Anyone have the skinny on this fund? Never owned a convertible fund and wondering if it is a better foil for equity funds vs bond funds in current times.


  • edited June 2017
    Hi @VintageFreak,

    Here is how I use my convertible secutities fund.

    I do not own the subject fund you are asking about; but, I do own a convertible securities fund FISCX and hold it in my hybrid income sleeve. It is mostly made up of bonds that have the option to convert to common stock at the bond holders choice usually at maturity or at an established date. In addition, the fund holds some convertible preferreds as well.

    Year-to-date the fund is up 11.5% and is the leading member of it's sleeve. Generally, I like to keep about 10% of the sleeve's money in convertibles and because other sleeve members usually hold some convertibles as well from time-to-time I have to sometimes throttle the weighting of FISCX to maintain a 10% convertible securities weighting within the sleeve.

    In addition, I strive to keep an overall portfolio weighting of about 5% in other assets as classified by Morningstar's Instant Xray of which convertibles securities fall.

    Perhaps, the above will be helpful if you are looking for ideas as how to incorporate a convertible securities fund within your portfolio. Perhaps not.

    When I Xrayed WSGCX it came up as a Wells Fargo fund. Why do you favor this fund? I'd run from anything with the name Wells Fargo on it as the bank's ticker symbol WFC in my book means "We Fleece Customers."

    My best to you ...

  • edited June 2017
    LOL. I did the same thing. I'm sure you made typo and typed WSCGX.

    Will check out FISCX. Hopefully I don't make a F.I.S.T. out of things.:-D

    The reason to check out the Westwood fund is because is strikes me as being more risk averse. Of course it has not been through a bear market, but FISCX lost like 35% in the last one. A fund like this I'm not expecting to trade, but then a fund I don't expect to trade I cannot take that much loss.

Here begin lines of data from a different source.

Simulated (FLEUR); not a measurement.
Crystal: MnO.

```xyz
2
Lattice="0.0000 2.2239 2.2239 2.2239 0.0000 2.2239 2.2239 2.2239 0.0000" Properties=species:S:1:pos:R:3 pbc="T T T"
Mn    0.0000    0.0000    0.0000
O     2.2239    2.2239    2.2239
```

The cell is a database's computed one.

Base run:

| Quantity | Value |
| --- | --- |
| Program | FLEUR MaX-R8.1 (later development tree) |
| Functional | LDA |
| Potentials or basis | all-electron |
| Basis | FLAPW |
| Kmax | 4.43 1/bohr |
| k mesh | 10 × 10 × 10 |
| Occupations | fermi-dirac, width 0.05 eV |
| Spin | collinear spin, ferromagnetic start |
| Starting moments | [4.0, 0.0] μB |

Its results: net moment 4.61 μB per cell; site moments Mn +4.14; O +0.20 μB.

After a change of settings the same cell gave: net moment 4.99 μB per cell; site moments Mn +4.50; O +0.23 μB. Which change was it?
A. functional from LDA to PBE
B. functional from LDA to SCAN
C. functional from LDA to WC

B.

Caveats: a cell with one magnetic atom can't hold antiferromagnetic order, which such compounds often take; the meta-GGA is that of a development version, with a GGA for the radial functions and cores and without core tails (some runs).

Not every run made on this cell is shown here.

    Maybe convertibles may not be for me.
  • edited June 2017
    Yep, I see that I missed typed the fund symbol ... and, it had me going at the moment. Perhaps, others will get a chuckle from this also.
  • Fixed-income managers who value the mantra "do not lose money" will tell you that preferreds are horrendous values now, with prices much higher than the face value. Given that most preferreds have deep call features, it is hard to understand the logic in paying 15-35% premium for a preferred now, and have it called at face or perhaps at a small premium in the near future. Yes, the prices could continue to escalate, but a number of smart managers will tell you that if there is a bubble in the fixed-income markets, this is it. In a credit crunch, these will not be pretty, as another poster noted.